Introduction
This chapter focuses on different forms of change through which an organization needs to undergo as well as how the organizations can manage and control the activities of change to stay in business in a competitive environment (Beer, 1980). According to the chapter, organizational change is referred to as a process through which organizations move from one state to another state to improve its effectiveness. The organized organizational change aims to look for improved or new ways to enhance returns and create value for its shareholders.
In essence, organizational change is made up of four various levels that are geared towards improving the effectiveness of a particular organization. These levels include; organizational capabilities, functional resources, human resources, and technological capabilities (Beer, 1980). Human resources are the most critical aspect of an organization because its distinctive competencies depend on the abilities and skills of its workers.
Moreover, there is resistance to and forces for organizational change, which an organization needs to adapt to survive. Forces for change include; economic, global, social, demographic, competitive, political, and ethical forces that an organization must adapt to achieve its competitive advantage (Beer, 1980). While on the other hand, resistances to change aspects include; cognitive biases, norms, selective retention and perception, cohesiveness, power and conflict, structure, culture, and strategy.
Organizational Transformations: Birth, Growth, Decline, and Death
This chapter analyses the transformational problems and organizational change that happen over the life of a particular organization. Some organizations prosper and survive in their day-to-day business, while others fail and close their businesses (Quinn & Cameron, 1983). This is because organizations usually experience a sequence of cycles of growth and change over some time.
The organizational life cycle is defined as a cycle of growth and development in which organizations pass through. The four main critical phases of the organizational life cycle include; birth, growth, decline, and death. Usually, many organizations pass through these cycles at various rates, while some do not go through every stage. Consequently, some firms pass directly from the birth stage to the death stage without necessarily enjoying the benefits of the growth stage when they do not have resources or customers (Quinn & Cameron, 1983). For any organization to survive and prosper in its day-to-day activities, it has to change and respond to different external and internal forces. In this case, an organization needs to make different changes to its culture and structure at some important stages in its life cycle. Therefore, an organization needs and must adapt to changing and uncertain environmental conditions to overcome organizational change that usually threatens its capability to conform to environmental changes.

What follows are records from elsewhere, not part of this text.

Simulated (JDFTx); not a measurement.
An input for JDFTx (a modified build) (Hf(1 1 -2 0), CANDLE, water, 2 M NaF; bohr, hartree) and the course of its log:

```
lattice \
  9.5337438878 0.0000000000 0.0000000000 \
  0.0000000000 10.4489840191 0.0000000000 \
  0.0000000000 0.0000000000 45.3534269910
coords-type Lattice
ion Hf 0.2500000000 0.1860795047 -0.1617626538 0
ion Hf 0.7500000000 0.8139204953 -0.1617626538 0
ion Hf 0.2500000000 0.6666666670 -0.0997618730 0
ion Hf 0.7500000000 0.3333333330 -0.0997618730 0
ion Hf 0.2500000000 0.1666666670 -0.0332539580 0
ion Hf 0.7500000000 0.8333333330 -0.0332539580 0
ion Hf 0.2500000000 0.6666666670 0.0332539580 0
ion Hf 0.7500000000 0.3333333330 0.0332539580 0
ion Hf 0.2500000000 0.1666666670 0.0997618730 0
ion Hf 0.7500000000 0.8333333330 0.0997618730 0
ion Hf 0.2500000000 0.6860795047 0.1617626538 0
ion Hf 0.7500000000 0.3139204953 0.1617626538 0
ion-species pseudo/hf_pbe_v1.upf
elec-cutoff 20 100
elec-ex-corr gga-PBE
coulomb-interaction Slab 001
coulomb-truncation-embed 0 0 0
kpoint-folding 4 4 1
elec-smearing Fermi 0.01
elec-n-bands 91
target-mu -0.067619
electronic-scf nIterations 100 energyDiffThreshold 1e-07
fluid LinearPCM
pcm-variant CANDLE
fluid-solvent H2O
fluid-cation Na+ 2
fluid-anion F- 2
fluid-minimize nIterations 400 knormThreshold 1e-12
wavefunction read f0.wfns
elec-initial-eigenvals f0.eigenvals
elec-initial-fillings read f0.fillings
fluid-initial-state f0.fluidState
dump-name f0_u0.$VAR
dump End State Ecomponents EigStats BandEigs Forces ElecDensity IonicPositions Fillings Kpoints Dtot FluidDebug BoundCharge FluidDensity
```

Decision Making, Learning, Knowledge Management, and Information Technology
This chapter discusses decision-making learning results and choices that ascertain the way a company operates its activities as well as how it transforms or changes itself over some time. According to this chapter, it suggests that organizations need to continually enhance the way different decisions are made so that employees and managers, as well as other stakeholders, can learn new and innovative ways to help them function in an organization and to respond to changing environmental conditions (March, 1981). Through organizational decision making, managers and employees must respond to an emerging problem by looking for and selecting a way or a solution or alternative course of action that will give value to an organization.
Nevertheless, organizational decision making is made up of two types, namely; programmed and non-programmed decision making. Programmed decision making implies selecting the most appropriate, effective, routine, repetitive, and easy set of procedures to solve an organization's problems or activities (March, 1981). On the other hand, non-programmed decision making requires managers and other stakeholders to make the most unstructured, creative, and novel decisions which allow the organization to look for course of actions to uncertain and changing conditions.
Likewise, this chapter discusses two critical models of organizational decision making in which managers use to make decisions that allow their organizations to perfectly adapt to changing environmental conditions in which they operate (March, 1981). These include the Rational Model and The Carnegie Model. Rational Model is a straightforward model of decision making that involves three stages; identification and definition of the problem in question, generating alternative solutions and selecting the best alternative solution to the problem. The Carnegie Model acknowledges the impacts of organizational coalitions, satisficing, and bounded rationality.
References
J.G. March, "Decision Making Perspective," in A. Van De Venn and W. Joyce, eds., Perspectives on Organizational Design and Behaviour (New York: Wiley, 1981), pp. 205-252.
M. Beer, Organizational Change and Development (Santa Monica, CA: Goodyear, 1980); J.I. Porras and R.C. Silvers, "Organization Development and Transformation," Annual Review of Psychology 42 (1992), 51-78
R.E. Quinn and K. Cameron, "Organizational Life Cycles and Shifting Criteria of Effectiveness: Some Preliminary Evidence," Management Science 29 (1983), 33-51.